Sometimes (particularly in a holiday season!) lists of things to think about and do can consume us. This poem by Denise Levertov reminds us of an essential truth that, when we remember it, isn't just one more thing to add to the list, but is a way of seeing what is around us in a different way—much like turning the knob on a set of binoculars so that our view changes from a fuzzy mess to a clear picture of what we couldn't distinguish before. It isn't as if the turn of the knob produces the thing being seen; it was always there. We just needed some help in recognizing it for what it always was and is.

Primary Wonder

by Denise Levertov

Days pass when I forget the mystery.
Problems insoluble and problems offering
their own ignored solutions
jostle for my attention, they crowd its antechamber
along with a host of diversions, my courtiers, wearing
their colored clothes; cap and bells.
     And then
once more the quiet mystery
is present to me, the throng's clamor
recedes: the mystery
that there is anything, anything at all,
let alone cosmos, joy, memory, everything,
rather than void: and that, O Lord,
Creator, Hallowed One, You still,
hour by hour sustain it.

     ©Denise Levertov, in Sands of the Well (New Directions Books, 1998).

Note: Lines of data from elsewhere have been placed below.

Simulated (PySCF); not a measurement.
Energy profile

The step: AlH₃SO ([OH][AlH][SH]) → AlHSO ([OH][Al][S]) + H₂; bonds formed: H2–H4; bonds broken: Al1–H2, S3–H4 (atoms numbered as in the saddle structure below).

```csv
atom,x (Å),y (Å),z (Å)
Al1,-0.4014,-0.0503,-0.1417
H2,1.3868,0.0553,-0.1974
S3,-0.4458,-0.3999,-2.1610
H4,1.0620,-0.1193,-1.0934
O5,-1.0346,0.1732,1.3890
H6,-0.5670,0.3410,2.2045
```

I have a friend who drives with his wife just about every evening to a particular spot to watch the sun set. It is a ritual of gratitude and remembrance, attention and discipline that they practice not just when it's been a particularly good or particularly bad day, but every day regardless of the events it has held.

Today, and each day, there is mystery all around us—mysteries of birth, mysteries of death, mysteries of friendship and love, mysteries of individual snowflakes and fingerprints, mysteries of another day past and another day beginning. Sometimes, if we pause and make ourselves be still long enough to look and listen to something other than the "clamoring courtiers" vying for our attention in the "antechambers" of our attention, we can see the mystery that is present in everything around us. As a friend of mind (who was legally blind) often said, the key to perspective is to "focus."

That is what practices like driving every evening to watch the sun set are for. They make a hollowed-out space in our time so that we can give attention to something besides the "problems" and "solutions" that wait in a snaking line for their turn at the front of our mind's attention.

A day's "diversions" are myriad, and often speak very loudly into our ears. In fact, they don't seem like diversions; they seem like essentials, as do all problems that wake us up in the middle of the night. Because of this, habits of mental sabbath are good practices to have. But sometimes, it is the moments that are just plain given to us out of the blue that embody the mystery most fully, when that quiet mystery becomes present to us in spite of ourselves and what effort we have or haven't made to encounter it and we suddenly grasp that we aren't the ones who keep this amazing universe running. There is a God in charge of that.

Sometimes the mystery elbows into our consciousness through a pool of light made by a full moon in a dark room. Sometimes it appears within an apology we had given up on hearing. Sometimes it comes from laughing so hard at a shared joke that we find ourselves in tears.

I've encountered it sitting in an apartment lobby, waiting for people to arrive so that I could let them in to a gathering. During the mundane task of waiting, it fell on me—the mystery that my life "happened" to coincide with their lives, that our lives should intersect, that I had the privilege of calling them friends. It was a way of seeing that was steeped in mystery and gratitude and it permanently changed my way of seeing the people I share my life with.

When this happens, when we find ourselves gobsmacked by the wonder of what we have been given in this life, and are able to see the people and things themselves rather than just the worry or concern we surround them with, the most essential thing we can do is to revel in them and say thank you, as Levertov does in this poem. There is a God who initiates and sustains "cosmos, joy, memory, everything" and sometimes even drops a gift of awareness of these realities right where we can see it. That quiet mystery just comes.

I include the poem a second time below and invite you to read it again—as a prayer of confession, gratitude, and adoration to the Lord, the Creator, the Hallowed One and as an entrance into the mystery the poet eloquently points us toward.

Days pass when I forget the mystery.
Problems insoluble and problems offering
their own ignored solutions
jostle for my attention, they crowd its antechamber
along with a host of diversions, my courtiers, wearing
their colored clothes; cap and bells.
     And then
once more the quiet mystery
is present to me, the throng's clamor
recedes: the mystery
that there is anything, anything at all,
let alone cosmos, joy, memory, everything,
rather than void: and that, O Lord,
Creator, Hallowed One, You still,
hour by hour sustain it.

Reflection Questions: What mystery do you see right now, in your specific life and in the wider world around you? Do you see God's sustaining power today? What amazes you?